Bascom Hall, University of Wisconsin-Madison. (Ron Cogswell | used by permission of the photographer)
The 4% raises for about 35,000 UW employees were included in the 2023-24 budget that was passed by the Republican-led Legislature and signed by Evers. However, they were held up last year by Republican lawmakers on the Joint Committee on Employment Relations (JCOER) as Assembly Speaker Robin Vos (R-Rochester) decided to use the raises as a bargaining chip in negotiations with the UW System over diversity, equity and inclusion issues as well as funding.
The UW System and Republicans came to a deal in December 2023 under which lawmakers agreed to finally release the pay raises and fund some infrastructure projects for the University of Wisconsin-Madison and University of Wisconsin schools, while the System agreed to freeze DEI hiring and realign some positions.
“All our UW faculty, staff, and workers should be treated with dignity and respect,” Evers said in a statement about signing the raises. “While I’m glad these well-deserved pay increases will finally be in the hands of the UW building trades employees who’ve earned them, these workers never should have had their wages held up for political games in the first place.”
The actions by Republican lawmakers regarding the pay raises also became one of the subjects of a lawsuit filed by Evers in October 2023. In the ongoing lawsuit, Evers argues that the actions by lawmakers constitute “legislative vetoes” that are “unconstitutional and unlawful.”

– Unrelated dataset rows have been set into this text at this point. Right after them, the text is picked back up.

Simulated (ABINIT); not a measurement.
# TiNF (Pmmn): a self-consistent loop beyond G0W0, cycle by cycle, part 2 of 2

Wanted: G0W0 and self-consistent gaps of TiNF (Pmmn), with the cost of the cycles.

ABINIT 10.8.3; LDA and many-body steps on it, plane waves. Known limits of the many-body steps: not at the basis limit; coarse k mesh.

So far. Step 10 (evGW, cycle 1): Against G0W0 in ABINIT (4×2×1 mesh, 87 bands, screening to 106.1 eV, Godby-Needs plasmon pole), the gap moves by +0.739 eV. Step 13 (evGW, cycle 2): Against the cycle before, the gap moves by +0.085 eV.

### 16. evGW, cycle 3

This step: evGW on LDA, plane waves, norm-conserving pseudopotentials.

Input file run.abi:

“Republicans’ obstruction of basic functions of government have harmed tens of thousands of people across our state — folks, that’s wrong,” Evers said in his statement. “Wisconsinites expect government to work for them, not against them, and for elected officials to do their jobs and get things done. I will continue to fight every effort by Republicans in the Legislature to unconstitutionally and unlawfully obstruct our administration from doing the right thing for Wisconsin.”